Monday, February 16, 2015

God-ward

Over the weekend, a funny thing happened: I turned 30. And I don't really know what to say about that except to say that I had no idea. I had no idea how much, in my 20s, I was holding my breath and how incredible it would be, at 30, to feel like I can breathe again. 

I think in my 20s, I was trying to figure a lot of things out. I was trying to find authority or meaning or...something in my life, trying to use these formative years to make something of myself. Or at least to figure out what I might want to make of myself. I think there's a lot of pressure on the 20-somethings. You're not a child any more but it doesn't feel like you're firmly established in your life, either. There's room here to make some major decisions, to try some crazy things, to give life a go because there's still time to go another direction entirely if you should so decide it's necessary. It all feels very exhilarating at the time, but as the years press on, you can't help but realize the emptiness of it. As time goes by, you start to feel how much you've just been kind of floating, and how desperate you are to just put your feet down somewhere. 

And I think it's easy, too, to get lost in all the things you want to do in the world, all the adventures you want to have, all the names you want to make for yourself, all the achievements you want to meet and sometimes, you're fortunate enough to find the very things you thought you were seeking but you look in the mirror one day and realize this is not your story. At least, it's not the story you want people to tell about you. For all the things you've done, all the adventures you've had, all the names you've made, all the achievements you've met, you realize all these things say nothing about who you are. They say very much about what you are, but nothing about who you are. And you start to think about the self you have given to this world and you start to worry that maybe you haven't. The 20s are a time when it's very easy to get so lost in doing in this world that it's easy to forget about being in this world. 

They're not the same thing. 

All this happens without your really thinking about it. You don't intend to lose yourself in the very years you're supposed to be finding you, but you do it anyway. It happens without your really noticing it. It happens without your meaning for it to. You look in the mirror one day, maybe on a day when your 20s are about to end and a new era is about to start in your life, and you realize you've lived yourself blue in the face, screaming into your life, waiting on it to say something about you, and here you are...and your life has yet to speak. At least not how you figured it ought to.

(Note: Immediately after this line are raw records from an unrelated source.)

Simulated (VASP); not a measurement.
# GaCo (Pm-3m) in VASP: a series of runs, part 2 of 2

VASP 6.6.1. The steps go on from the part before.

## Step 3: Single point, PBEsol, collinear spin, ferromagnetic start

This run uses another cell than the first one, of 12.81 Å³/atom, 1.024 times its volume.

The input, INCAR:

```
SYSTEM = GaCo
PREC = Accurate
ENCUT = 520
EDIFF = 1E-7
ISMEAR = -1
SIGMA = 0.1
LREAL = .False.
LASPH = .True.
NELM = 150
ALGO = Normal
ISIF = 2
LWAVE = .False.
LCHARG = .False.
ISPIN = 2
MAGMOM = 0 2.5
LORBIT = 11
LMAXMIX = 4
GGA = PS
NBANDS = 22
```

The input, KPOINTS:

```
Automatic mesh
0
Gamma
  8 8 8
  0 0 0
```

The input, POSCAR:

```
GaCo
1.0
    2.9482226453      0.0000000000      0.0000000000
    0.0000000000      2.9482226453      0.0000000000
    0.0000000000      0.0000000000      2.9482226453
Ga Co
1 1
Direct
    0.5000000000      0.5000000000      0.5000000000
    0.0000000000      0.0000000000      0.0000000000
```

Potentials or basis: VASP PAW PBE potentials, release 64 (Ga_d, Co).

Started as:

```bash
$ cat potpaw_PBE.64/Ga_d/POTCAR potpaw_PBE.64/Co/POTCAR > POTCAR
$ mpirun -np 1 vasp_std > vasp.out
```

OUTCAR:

I don't say all this to be depressing. That's not it at all. Because a few weeks ago, I had the opportunity to tell my story in a way I never thought I would tell it. The invitation was open - I could have told it any way I so desired to tell it. I could have told it the way I've told it for nearly three decades. But I didn't. I chose to tell it in a new way. And what I found in doing so was that even when it didn't seem like my life was speaking much at all, my life was speaking into me. God was using my story to shape me for the story He created me to tell. 

So I want to take a few days (and I haven't really thought about how many yet) to tell a bit of this story, in the hopes that it might be an encouragement to those who find themselves in a similar position. To those of you who are waiting for your life to speak but can't hear it echoing in your own heart. To those of you who want so much for your life to be a bigger thing that you don't realize how big it already is. To those of you who stand on the edge of a new season and wonder where life goes from here, that you might see that it goes in the direction it's already headed - God-ward. Whether you've noticed until now or not.